Why put yourself in a position to have less of a chance of accomplishing your goal? For most players, that goal is to be taken as high as possible. For Ball, it’s to not be taken by the Celtics. I have a hard time bashing a guy for knowing what he wants and chasing it.

“It seems entitled”

Well… Yeah. His decisions impact where he’s taken. Other than refusing workouts, there isn’t much Ball can do other than hope he gets selected by the employer he’s hoping to land with.

And Ball is in a position where he really just needs to keep one team from picking him to effectively force his way to LA. If that’s what he wants, it’s the smart move.

You don’t start your own brand and have it succeed as a 7th man. You succeed by starting and being in the game when it matters. It also just so happens that he’s from the LA area, so it’s an easy choice for Ball.

The only reason he should prefer Boston is the chance at a title, which is never guaranteed, especially if the team’s prime contending window coincides with that of Cleveland and Golden State.

“Who does he think he is?”

Ball, or any other player, is free to make their own decisions. Everything has potential risks and rewards. A player projected to go in the second round can decline workouts, but the potential risk of maybe not getting drafted at all is probably not worth the reward.

For Lonzo, what is the risk? If he gets what he wants, he’s in a better location for his brand and playing time. That playing time will likely lead to quicker development, more exposure (helping his brand even more), and likely a bigger second contract.

If he doesn’t get what he wants, he’s the top pick in the NBA Draft and on a contending team. It’s a different game for Lonzo.

No matter what you think of him or what he did at UCLA (not winning a title or being player of the year or whatever you want), it doesn’t matter. He can make this decision because of how good he is.
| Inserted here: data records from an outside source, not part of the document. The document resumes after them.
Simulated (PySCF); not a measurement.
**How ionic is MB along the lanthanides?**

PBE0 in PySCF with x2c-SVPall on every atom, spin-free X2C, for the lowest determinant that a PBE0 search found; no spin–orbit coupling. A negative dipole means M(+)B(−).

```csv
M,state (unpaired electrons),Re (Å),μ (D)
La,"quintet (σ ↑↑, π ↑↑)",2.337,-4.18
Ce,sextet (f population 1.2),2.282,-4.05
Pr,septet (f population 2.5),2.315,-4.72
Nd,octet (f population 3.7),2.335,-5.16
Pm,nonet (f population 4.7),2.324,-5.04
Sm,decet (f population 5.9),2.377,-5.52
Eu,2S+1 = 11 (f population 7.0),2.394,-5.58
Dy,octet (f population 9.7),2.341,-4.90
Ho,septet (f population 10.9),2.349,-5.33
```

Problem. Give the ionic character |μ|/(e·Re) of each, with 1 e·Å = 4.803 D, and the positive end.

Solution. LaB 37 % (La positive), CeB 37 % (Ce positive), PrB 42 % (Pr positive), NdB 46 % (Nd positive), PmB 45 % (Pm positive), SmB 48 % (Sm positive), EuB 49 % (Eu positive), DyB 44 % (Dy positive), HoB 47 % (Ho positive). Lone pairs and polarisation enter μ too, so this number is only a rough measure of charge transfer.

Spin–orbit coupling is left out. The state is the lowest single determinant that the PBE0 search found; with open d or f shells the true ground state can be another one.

“You don’t turn down a workout from a storied franchise like the Celtics”

Why not? Larry Bird stopped playing basketball before Lonzo Ball was born. Titles decades ago don’t factor at all into Ball’s decision making, and really shouldn’t.

This is the same thinking that would lead you to believe the Lakers could get premier talent to choose to go to an LA team that wasn’t in any position to contend anytime soon instead of choose to go to teams like the Warriors (in Durant) or the Spurs (in Aldridge).

That’s not how this works. What happened decades ago at a company likely doesn’t have a greater impact than recent history and current situation for how you or me choose who to work for either.

“This will make other players hate him”

Why? Maybe they’ll be a little jealous that he was able to so greatly impact his own situation. Other than that, why would this specifically impact how other players perceive him?

Fans can dislike players for a plethora of reasons, and this one is just as petty and unbecoming as the others. Other NBA players probably won’t have such a visceral reaction as casual fans who need to channel their anger toward teenagers.

Those other NBA players also may have some respect for a guy trying to make a name for himself and control his own destiny. Many guys have experience choosing their team as a free agent, and may see this as a similar decision as that type of decision.

Current NBA players may have other reasons to dislike Lonzo, but this shouldn’t be one of them.



Think what you want, but this recent decision by Ball isn’t reprehensible or damaging to his draft stock. Casual fans may hate the decision, but if you dig into why he made it, there’s really nothing wrong with it. Lonzo is doing everything he can to set himself up well to start off his career and his brand.